Spotify answers artists' complaints with $500m in royalties
Music streaming service reveals key royalty details as it launches new features
Spotify has five million paying subscribers and has paid out $500m in royalties to musicians - a number that may surprise musicians complaining they don't earn enough from the music streaming site.
Spotify has grown steadily over the past four years, now claiming 20m active users - of which 20% are paying a monthly subscription fee. Of the total, 1m users are in the US, where Spotify expanded to last year.
While the service is winning listeners, musicians have consistently complained that they recieve little money when their music is played. One band highlighted the issue by revealing each song play earns less than a cent, and another complained that 10,000 streams earned a miserly $10.
We know that our fundamental model is sound. Now it’s just a perception problem
Now, Spotify's CEO Daniel Ek has said that half a billion dollars in royalties has been paid to labels over the past four years - with half of that in the past nine months. He claimed it takes 200 plays on Spotify to equal the profit from one download, according to the Financial Times.

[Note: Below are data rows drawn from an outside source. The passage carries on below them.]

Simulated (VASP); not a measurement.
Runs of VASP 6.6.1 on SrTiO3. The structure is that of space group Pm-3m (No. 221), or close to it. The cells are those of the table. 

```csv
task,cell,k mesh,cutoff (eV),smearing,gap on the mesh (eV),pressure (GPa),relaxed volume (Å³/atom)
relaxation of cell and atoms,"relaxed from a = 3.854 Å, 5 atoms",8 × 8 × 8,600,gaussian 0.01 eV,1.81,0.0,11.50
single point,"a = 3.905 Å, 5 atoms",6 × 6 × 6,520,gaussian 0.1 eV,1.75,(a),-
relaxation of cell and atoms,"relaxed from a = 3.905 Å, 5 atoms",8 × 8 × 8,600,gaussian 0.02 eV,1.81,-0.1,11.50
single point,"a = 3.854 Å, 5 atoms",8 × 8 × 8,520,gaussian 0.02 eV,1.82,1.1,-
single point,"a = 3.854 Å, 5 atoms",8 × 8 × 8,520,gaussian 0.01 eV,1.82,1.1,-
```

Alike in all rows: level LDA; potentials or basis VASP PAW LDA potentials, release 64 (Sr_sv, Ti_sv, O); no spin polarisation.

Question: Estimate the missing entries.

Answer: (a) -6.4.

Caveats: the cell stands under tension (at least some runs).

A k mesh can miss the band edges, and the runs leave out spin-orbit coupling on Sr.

Ek also revealed that Spotify pays 70% of its revenue to labels - a ratio on a par with Apple's digital content sales. However, he admitted such margins don't leave much for the company. Spotify is yet to post a profit; while its revenue has climbed, so have its licensing, staffing and other costs.
Ek acknowledged the "controversy" around the royalty split between labels and musicians. However, he suggested a bigger issue was simply delays to payments - it takes up to 18 months to receive Spotify royalties, meaning many artists haven't been paid yet.
"We know that our fundamental model is sound," he told All Things Digital. "Now it’s just a perception problem. But more and more people are coming around."
Metallica signs up
One band that has come around and joined Spotify is Metallica, who famously sued digital music service Napster in 2000. At an event in New York, Metallica's drummer was joined on stage by Napster founder Sean Parker, now a Spotify board member and investor.
Speaking about the case against Napster, Lars Ulrich said his band was "maybe somewhat ignorant to what was going on in the real world", saying Metallica "got caught up in a lot of things that were going on in that moment," according to The Guardian.
"The control option had been taken away from us, and then it turned into as far as we were concerned a street fight," he said, adding of the reconciliation: "we felt that we had much more in common than we realised at that time."
Spotify also unveiled a new feature allowing users to "follow" friends and celebrities, and a system to make it easier to discover new music.
"Now on Spotify, you can follow all the people who turn you on to the music you care about," Spotify said in a blog post. "Find out what friends and artists are listening to in real time, and check out the music that matters to the trendsetters in your life."
The "Discover" tab alerts users to new releases from musicians they like, and makes suggestions of other bands that might appeal, based on music they listen to.